This file photo shows fighters from the Lebanese Hezbollah resistance movement during a parade in Beirut, Lebanon.

Lebanon's Hezbollah has reiterated its condemnation of Saudi airstrikes against Yemen, saying the resistance movement will not remain silent over the aggression.

Hezbollah’s Media Relations issued a strongly-worded statement on Wednesday, saying Saudi Arabia is attempting to create divisions in the region and fragment the regional countries, Lebanon’s al-Manar TV reported.

The statement further noted that Saudi Arabia murders innocent people through purchasing consciences, importing armies and soldiers, and sowing discord.

Extermination operations as well as mass murders are being committed during the course of the Saudi aggression against innocent Yemeni civilians, the statement said.

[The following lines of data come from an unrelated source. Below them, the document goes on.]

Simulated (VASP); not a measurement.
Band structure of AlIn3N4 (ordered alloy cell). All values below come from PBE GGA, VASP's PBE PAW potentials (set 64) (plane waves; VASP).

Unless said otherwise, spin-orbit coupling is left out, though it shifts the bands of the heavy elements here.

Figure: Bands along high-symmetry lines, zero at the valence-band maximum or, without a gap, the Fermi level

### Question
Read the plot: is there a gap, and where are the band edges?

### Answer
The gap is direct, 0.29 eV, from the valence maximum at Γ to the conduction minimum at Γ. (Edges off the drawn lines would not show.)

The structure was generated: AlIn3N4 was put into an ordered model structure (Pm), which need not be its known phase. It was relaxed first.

It also described Saudi Arabia as the regime of ignorance and murder in the Arabian Peninsula which is exporting terrorism, extremists and subversive ideologies.

Hezbollah also said in the statement that the support of Lebanon’s Future Movement support for the Saudi aggression has no impact on the resistance movement’s stance on the Saudi crimes in Yemen. The two major Lebanese factions are currently holding talks to improve security and stability in the country.

During a wide-ranging interview with the Associated Press on Monday, Hezbollah Deputy Secretary Sheikh Naim Qassem slammed Saudi Arabia’s indiscriminate bombardment of Yemen as genocide.

"Saudi Arabia has embroiled itself and will incur very serious losses that have started to show and will increasingly reflect on its status, its internal situation and its role in the region," Qassem emphasized. "What happened in Yemen is a crime that cannot be ignored ... Saudi Arabia is committing genocide in Yemen, we cannot be silent after that."

The developments come as the Saudi military aggression against its Arab neighbor has drawn widespread regional and international condemnation.

Saudi Arabia’s air campaign against Yemen started on March 26, without a UN mandate, in a bid to restore power to Abd Rabbuh Mansur Hadi, a close ally of Riyadh.  

Smoke and flames rise from Yemen's Faj Attan Hill following a Saudi airstrike in Sana’a, April 6, 2015. © AFP

 

Close to 2,600 people, including women and children, have been killed in the attacks.  

The spokesman for Yemeni armed forces and popular committees, Colonel Sharaf Luqman, has criticized Saudi Arabia for leveling Yemen’s infrastructure to the ground.

He said in a press conference in Sana’a on Monday that civilians and Yemeni infrastructure have been the target of the Saudi aggression against Yemen. “Saudi Arabia is the international supporter of terrorism,” the military official stated.

A significant number of governmental buildings, schools, shops, gas stations, markets, stadiums and mosques have been destroyed in the Saudi attacks, the spokesman added, describing the Saudi brutalities in Yemen as “war crimes.”

Speaking from Beirut, Press TV’s correspondent Ali Rizk said on Thursday that the Saudi-backed Future Movement of Lebanon has launched an all-out campaign against Hezbollah’s stance toward Yemen.

He said Hezbollah, however, has stressed, that it will not be silent on the developments in the impoverished country and the Saudi aggression against it.

Hezbollah wants to send a message to the rival group that the movement will keep its stance toward Yemen with or without national political talks in Lebanon, Rizk said.

Hezbollah leader Seyyed Hassan Nasrallah said in a speech just days after the Saudi invasion began, that movement will not retreat from its position towards Saudi Arabia.

Rizk added that more fiery rhetoric from Hezbollah can be expected during Nasrallah’s second speech, due on Friday, on the situation in Yemen.